Reichsgraf und Marquis zu Hoensbroech, Michelfelder Himmelberg, Grauburgunder trocken, 2009
Despite being as egalitarian and anti-aristocratic in outlook as any wine blog, you will from time to time find the Wine Rambler taking a keen interest in one of Germany's nobleman winemakers.
There are good reasons for that: First of all, while being able to trace your forefathers back through a few centuries of high politics and lordly splendour certainly doesn't make you a better winemaker (or a better man, for that matter), it does often provide us historian Ramblers the kind of background story we enjoy. Secondly, in the spirit of our site's motto, we take cruel pleasure in the phonetic challenge german wine labels confront our readers with, and we believe we have found a little gem here: If Reichsgraf zu Hoensbroech doesn't leave a trail of destruction across anglo-saxon larynxes, we will be disappointed indeed. With our Reichsgraf here specifically, there is a third reason:
Every so often from now on, we aim to go all nerdily hyperregional on you, with wines that you are most unlikely to encounter out of Germany, and regions you will most probably never have heard of. We will do so under the brand new "no other place"-tag. And it starts with the Hoensbroech familiy's chosen abode, the Kraichgau:
The Kraichgau, a sub-region of Baden, is a stretch of land very roughly north of Stuttgart, east of Karlsruhe, west of Heilbronn and south of Heidelberg. Its production isn't vast, but, with 1.200 hectares of vineyards, there has always been a substantial wine growing tradition.

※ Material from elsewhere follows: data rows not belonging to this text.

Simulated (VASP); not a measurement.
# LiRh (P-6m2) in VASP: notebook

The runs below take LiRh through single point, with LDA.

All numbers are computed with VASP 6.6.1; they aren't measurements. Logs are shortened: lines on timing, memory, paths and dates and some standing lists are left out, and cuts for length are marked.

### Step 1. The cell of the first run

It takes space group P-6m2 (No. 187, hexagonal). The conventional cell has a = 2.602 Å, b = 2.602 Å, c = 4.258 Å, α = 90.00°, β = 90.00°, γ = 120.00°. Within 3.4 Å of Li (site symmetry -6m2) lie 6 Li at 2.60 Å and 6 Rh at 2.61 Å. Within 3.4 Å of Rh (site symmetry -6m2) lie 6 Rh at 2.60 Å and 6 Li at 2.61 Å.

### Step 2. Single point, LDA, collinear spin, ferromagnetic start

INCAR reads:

Much of it is still being consumed locally, and bigger commercial wineries are rare. One shouldn't think of high-intensity-monoculture as in the Mosel valley or on the slopes of the Rheingau. Rather, relatively small vineyards are scattered over the wooded hills of a mostly agricultural, pleasantly sleepy, only slightly backwater kind of area. Riesling leads the grape varieties, followed by the Pinot family, the ubiquitous Müller-Thurgau, a few of Germany's regional reds like Lemberger, plus whatever wineries think they can sell.
Right now, we're dealing with a Pinot Gris from the vineyard right next to the Hoensbroech estate, and it comes, of course, with a nice coat of arms.
And a notable and quite unusual wine it turns out to be: It has light, green-tinged straw colour, smells of ripe pears, mild curry (?), a hint of smoked bacon and herbs. On the palate, we found it surprisingly clear and focused, very typical, slightly smoky Pinot Gris-fruit, light (at 12%) but by no means thin, with a velvety finish, no hint of bitterness or imbalance. I'm tempted to go for the most foreseeable of clichés here, noble understatement, because this does indeed bring a surprising elegance and well-tailored stylishness to the table. Ambitiously priced, it should be said, but, for that, quite irresistible drinking. Pinot Gris is not my very favourite variety, but I enjoyed this one more than any before. Take note, fellow southern Germans: Vesperwein deluxe.